The 18-century idol built following the Benaras style of art had so long been an exhibit at the MacKenzie Art Gallery, an art museum in Canada that showcases the private collection of the Regina University.
There are several remarkable national artefacts that have been returned or on its way to way back to its origin country from across the world. An addition to the list is the Annapurna idol that was mentioned by Prime Minister Narendra Modi in the November 29 episode of ‘Mann Ki Baat’. The ancient idol was stolen from India is being brought back from Canada. It was smuggled out of India during the colonial era.
Modi announced that it is returning to India 100 years since it was stolen from a temple in Varanasi (PM’s Lok Sabha constituency), sometime in or around 1913. Calling it a ‘priceless legacy’ he said that is will be a matter of ‘great fortune’ that the idol will be returning to its home. He also recalled how like the Annapurna idol, many Indian artefacts and representatives of the country’s heritage were victims of the ‘international gang’.
How the stolen ‘Annapurna’ idol was traced in Canada
Annapurna, also called ‘Annapoorna’ is known as the goddess of food and nourishment. She is also known as the manifestation of the goddess Parvati, partner to Lord Shiva.
The 18-century idol built following the Benaras style of art had so long been an exhibit at the MacKenzie Art Gallery, an art museum in Canada that showcases the private collection of the Regina University. Last year when an Indian origin artist Divya Mehra was asked to stage an exhibition at the museum, she started digging deep into the history of the art forms showcased there. One sculpture that she initially thought to be Lord Vishnu in her female avatar, holding a bowl of rice pudding had resemblance with a stolen sculpture from a temple in Varanasi in 1913. The art piece was acquired by lawyer Norman MacKenzie and the became an exhibit of the museum.
Siddhartha V Shah, Curator at Peabody Essex Museum for the Indian and South Asian Art section was invited, who identified the statue and confirmed it was indeed smuggled from Varanasi and is an idol of Lord Annapurna, not Shiva. Mehra’s research further established that MacKenzie’s has his eyes on this statue since he visited India in 1913. When. A stranger overheard his liking for the art piece he stole it from a temple by the riverbank of Varanasi and sold it to him.
How the statue will be returned to India
The interim CEO of the art gallery on knowing about the statue’s history from Mehra agreed to be being repatriated. After reading about the statue. The Indian High Commission in Ottawa, Canada then stepped in and offered to assist in the process of sending back the artefact with the help of the Department of Canadian Heritage.
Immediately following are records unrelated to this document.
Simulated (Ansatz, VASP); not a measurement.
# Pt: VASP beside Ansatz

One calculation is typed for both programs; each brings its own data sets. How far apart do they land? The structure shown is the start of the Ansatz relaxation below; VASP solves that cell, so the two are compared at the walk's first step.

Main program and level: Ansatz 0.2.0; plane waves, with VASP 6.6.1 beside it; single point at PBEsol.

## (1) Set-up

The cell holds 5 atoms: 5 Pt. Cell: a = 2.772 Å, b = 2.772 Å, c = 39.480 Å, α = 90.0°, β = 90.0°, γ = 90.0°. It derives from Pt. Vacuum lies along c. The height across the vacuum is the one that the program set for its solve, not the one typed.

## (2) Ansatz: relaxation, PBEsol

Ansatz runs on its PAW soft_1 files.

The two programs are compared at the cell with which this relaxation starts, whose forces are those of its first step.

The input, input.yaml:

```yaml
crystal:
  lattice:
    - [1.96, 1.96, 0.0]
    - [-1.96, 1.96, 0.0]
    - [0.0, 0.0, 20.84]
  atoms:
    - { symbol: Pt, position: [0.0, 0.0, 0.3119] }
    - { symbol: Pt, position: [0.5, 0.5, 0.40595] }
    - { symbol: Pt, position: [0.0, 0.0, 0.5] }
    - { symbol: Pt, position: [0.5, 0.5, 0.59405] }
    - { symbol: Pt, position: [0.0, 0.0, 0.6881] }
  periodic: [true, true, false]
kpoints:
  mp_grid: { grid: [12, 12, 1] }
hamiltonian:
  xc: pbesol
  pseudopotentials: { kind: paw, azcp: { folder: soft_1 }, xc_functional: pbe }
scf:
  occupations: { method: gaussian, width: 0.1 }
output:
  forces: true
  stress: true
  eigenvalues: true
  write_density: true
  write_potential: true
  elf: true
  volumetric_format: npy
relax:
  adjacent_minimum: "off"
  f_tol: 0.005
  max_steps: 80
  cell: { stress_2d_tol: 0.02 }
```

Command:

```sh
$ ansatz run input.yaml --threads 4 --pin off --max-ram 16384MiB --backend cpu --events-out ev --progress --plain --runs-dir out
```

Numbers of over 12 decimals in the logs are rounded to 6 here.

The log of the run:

Thomas Chase, VC of the University of Regina said that they have a responsibility of rectifying the wrongs done in history and help in repairing the damage colonialism has caused. He further pressed that repatriating is not equivalent to reversing the wrong done a century ago, but is an ‘important’ and ‘appropriate’ act today. The virtual repatriation ceremony of the idol was held on November 19.
Prime Minister of India @PMOIndia @NarendraModi thanks the Canadian Government and all involved for the repatriation of the Annapoorna statue from the #UofRegina collection @atTheMAG to the people of India. https://t.co/vhC61rCsQZ
— University of Regina (@UofRegina) November 30, 2020
When will the idol reach India?
Sources from the Archeological Survey of India, who are the conservator of all repatriated artefacts informed that the idol will return by mid-December. The process will undergo thorough verification and documentation before deciding on its future home. According to the PM, the idol will go back to its original home in Kashi. And the ASI will take care of the security arrangements and finalizing on where it will be placed before handing it over to temple trustees.
Other repatriated objects from the West
Union Culture Minister Prahlad Patel recently handed over the custody of a bronze idol of Lord Rama, Lakshman and Goddess Sita to the Tamil Nadu government after bringing it back firm the UK. He has also put the onus of their safe custody to the respective state’s government to avoid any future situation of theft.
In the last six years, the government was able to trace back 40 antiquities from various countries that were stolen in between 1977 and 2014. According to ASI records, 13 of them were brought back to India. Patel assured another 75-80 antiques is set to return to India after the prolonged legal battle of repatriation.